The month of April marked a second consecutive month of decline in small-business optimism; NFIB’s index dropped to 91.2 in April – a much smaller dip than the previous month, but still another sign of the nation’s anemic economic recovery. While reports of net jobs created by small firms stayed positive, the numbers posted did not match the surprising gains cited in last week’s Labor Department report – of course, this is not really a surprise when you consider that 179,000 of the jobs created in the recent report were from the Birth/Death Adjustment which is an attempt at guessing what small business is actually doing. This report tells you what they are actually doing. Maybe the NFIB should get together with the BLS and that might just be a little less BS in the BLS report – however, I digress.
“While it’s too early to say that a trend has emerged, a second consecutive month of decline in small-business optimism does very little to encourage further confidence in a strong economic recovery,” said NFIB Chief Economist Bill Dunkelberg. “Owners simply find no reason to be optimistic about the future and therefore they find no reason to pick up the pace of spending and hiring. It’s difficult to know exactly why the outlook for small firms is in decline; but it’s a safe bet that political and economic uncertainty—about the deficit, the threat of inflation, rising energy and health care costs—are at top of the mind for most small-business owners. Who is going to stay positive in this turbulent political environment?”

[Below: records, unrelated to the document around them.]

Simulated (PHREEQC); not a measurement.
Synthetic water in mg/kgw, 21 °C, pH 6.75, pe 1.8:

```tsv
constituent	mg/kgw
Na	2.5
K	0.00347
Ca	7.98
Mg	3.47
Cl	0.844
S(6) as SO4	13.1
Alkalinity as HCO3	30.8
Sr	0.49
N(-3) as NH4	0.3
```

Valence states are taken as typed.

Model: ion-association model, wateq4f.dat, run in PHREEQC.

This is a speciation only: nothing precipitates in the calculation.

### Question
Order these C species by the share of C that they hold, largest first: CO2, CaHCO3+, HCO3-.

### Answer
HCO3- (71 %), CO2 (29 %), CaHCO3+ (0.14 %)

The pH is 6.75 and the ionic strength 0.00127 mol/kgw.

While Bill doesn’t want to readily admit it – he hit the nail right on the head. While this report may suggest that some of the hiring is being done by larger firms like McDonalds recent hires of 65,000 burger flippers – small businesses on Main Street—the ones traditionally responsible for leading the country out of recessions, are still struggling to find reasons to hire. As you can see in the attached chart the number of firms reporting that “Poor Sales” is their primary concern is still at levels normally associated with recessionary conditions. Likewise, the number of firms reporting that this is a “Good Time To Expand” likewise is near historically low levels where recessions are normally associated. As we have stated in the past as long at that gap remains wide there is no incentive for small businesses to take the risk in hiring or to increase leverage on the expectation for future growth.
As we stated in our recent newsletter on inflation in the U.S. the velocity of money is at historically low levels NOT because banks are not willing to lend, they are, it is that small businesses and individuals are more in the process of trying to deleverage their balance sheets and don’t want to increase debt levels even at very low interest rates. This is the fly in the ointment for the Administration even as Paul Krugman decries that the way to fix America is by creating jobs. There is no easy fix to what ails the American economy. It isn’t something that you can paper over with accounting gimmicks, fix with regular doses of steroidal fiscal injections, raising taxes or imposing regulatory constraints or ignoring the $14 Trillion gorilla standing in the corner. Balance sheet recessions are altogether different than normal economic recessionary cycles. Until small business owners can see a clearer future ahead, improving sales over cost cutting profitability, input costs coming under control and the implied threats and bickering out of Washington and the Administration over the various fiscal issues give way to a concerted effort to correct the issues – small businesses are likely to remain hunkered down for the longer term.